The Northwest Angle is a small part of northern Minnesota that is the only part of the United States outside of Alaska that is north of the 49th parallel. That parallel is the northern boundary of the 48 contiguous states extending eastward from the west coast along the northern boundaries of Washington, Idaho, Montana, North Dakota, and part of Minnesota to the Northwest Angle. Further east, the U.S.A. does not extend that far north. Map projections sometimes create an optical illusion that Maine extends further north than that; that illusion does not occur in maps in which parallels of latitude are straight lines. Like Alaska, the Northwest Angle cannot be reached from the rest of the USA without either going through Canada or crossing water -- specifically, the Lake of the Woods.

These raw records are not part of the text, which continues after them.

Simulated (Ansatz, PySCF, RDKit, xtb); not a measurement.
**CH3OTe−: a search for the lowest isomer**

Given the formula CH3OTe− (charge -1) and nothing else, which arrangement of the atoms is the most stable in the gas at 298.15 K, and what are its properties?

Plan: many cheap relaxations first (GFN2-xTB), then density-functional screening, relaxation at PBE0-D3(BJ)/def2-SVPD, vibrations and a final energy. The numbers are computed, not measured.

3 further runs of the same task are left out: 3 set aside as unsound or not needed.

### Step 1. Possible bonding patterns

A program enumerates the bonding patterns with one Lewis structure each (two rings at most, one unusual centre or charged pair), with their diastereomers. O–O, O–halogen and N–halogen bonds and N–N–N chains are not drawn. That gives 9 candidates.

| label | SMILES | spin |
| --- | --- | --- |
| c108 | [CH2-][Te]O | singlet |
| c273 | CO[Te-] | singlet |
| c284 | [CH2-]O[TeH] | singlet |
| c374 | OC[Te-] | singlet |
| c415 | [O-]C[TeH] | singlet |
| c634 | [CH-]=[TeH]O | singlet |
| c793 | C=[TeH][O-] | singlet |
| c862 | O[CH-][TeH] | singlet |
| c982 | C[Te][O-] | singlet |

The Treaty of Paris (1783), concluded between the United States and Britain at the end of the American Revolutionary War, stated that the boundary between the U.S.A. and the British possessions to the north would run "...through the [Lake of the Woods] to the most northwesternmost point thereof, and from thence on a due west course to the river Mississippi..." The parties did not suspect that the source of the Mississippi, Lake Itasca, was south of that point. Consequently the Northwest Angle is the result of 18th-century ignorance of geography. In 1818 the error was corrected by having the boundary run due south from the northwest point of the lake to the 49th parallel and then westward along it. When this north-south line was surveyed, it was found to intersect other bays of the lake and therefore cut off a portion of U.S. territory, now known as the Northwest Angle.

The Northwest Angle has only about 100 inhabitants, and the border crossing is unstaffed. Travelers using the single gravel road into the Angle are expected to use the telephone provided to contact Canadian or U.S. customs and make their declarations.